The D.C. City Council sent next year's proposed city budget to the White House yesterday after pointedly ignoring Mayor Marion Barry's vetoes of several items it contains.

The council's action, taken after only a brief explanation and no debate, was another step in its attempt to gain more control over the city's pursestrings.

While the total amount of the items vetoed by the mayor -- $601,100 -- was a minor part of the city's proposed $1.5 billion spending package for the 1981 fiscal year, the council's action represented a fundamental challenge to the mayor's role in the budget-making process.

Under the Home Rule Charter, the mayor initiates each year's proposed budget and submits it to the council for review. The council may make changes. After the council completes action, it sends the revised budget back to the mayor.

Barry, following a process routinely used by former mayor Walter E. Washington, used his power to veto council changes in an attempt to restore $601,100 to pay for an array of programs the council had produced.

James M. Christian, the council's chief lawyer, said his office reviewed this process and decided it was wrong. He advised Council Chairman Arrington Dixon to ignore the mayor's actions.

Fundamentally, Christian told a reporter, his opinion and that of others on his staff is than "the mayor can only exercise his veto on items that are actually contained in the (council's) budget act."

Under this legal interpretation, Christian said the mayor may exercise his veto to eliminate or reduce items that had been approved by the council, but may not increase them.

Gladys Mack, the mayor's budget director, said she has asked the corporation counsel's office to explore the city council's action.

She said she had been warned that the action was coming, and yesterday sent a package of budget amendments to the council that would restore the $601,100 to the budget. If the council approves, those would be sent along to the White House to be added to the document that will be transmitted to Congress.
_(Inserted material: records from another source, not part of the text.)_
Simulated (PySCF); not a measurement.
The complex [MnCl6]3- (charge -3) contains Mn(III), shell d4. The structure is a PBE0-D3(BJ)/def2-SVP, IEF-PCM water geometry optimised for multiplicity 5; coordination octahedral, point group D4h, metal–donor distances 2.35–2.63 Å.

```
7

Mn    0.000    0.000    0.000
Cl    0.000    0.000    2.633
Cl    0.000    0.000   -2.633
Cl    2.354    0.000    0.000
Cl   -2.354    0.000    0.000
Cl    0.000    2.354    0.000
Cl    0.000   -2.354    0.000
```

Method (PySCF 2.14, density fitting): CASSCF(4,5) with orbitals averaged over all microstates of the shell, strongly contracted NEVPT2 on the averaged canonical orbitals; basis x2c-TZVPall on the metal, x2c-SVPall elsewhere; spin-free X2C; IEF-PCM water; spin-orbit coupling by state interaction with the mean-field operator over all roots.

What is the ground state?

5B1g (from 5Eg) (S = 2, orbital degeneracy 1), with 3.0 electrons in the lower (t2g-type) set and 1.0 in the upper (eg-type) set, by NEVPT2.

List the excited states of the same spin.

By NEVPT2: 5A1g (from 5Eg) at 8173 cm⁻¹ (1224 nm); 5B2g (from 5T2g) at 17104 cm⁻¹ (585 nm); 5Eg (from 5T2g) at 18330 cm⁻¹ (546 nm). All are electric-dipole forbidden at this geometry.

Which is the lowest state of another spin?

By voice vote, the council overrode the mayor's vetoes of two items in the budget dealing with details of municipal housekeeping. These did not involve any changes in the dollar amount of the budget.

At yesterday's meeting, the last in 1979, the council also approved the creation of a task force to conduct an 18-month study of the structure and functions of the Board of Elections and Ethics and to recommend changes. The study was proposed by council member William R. Spaulding (D-Ward 5).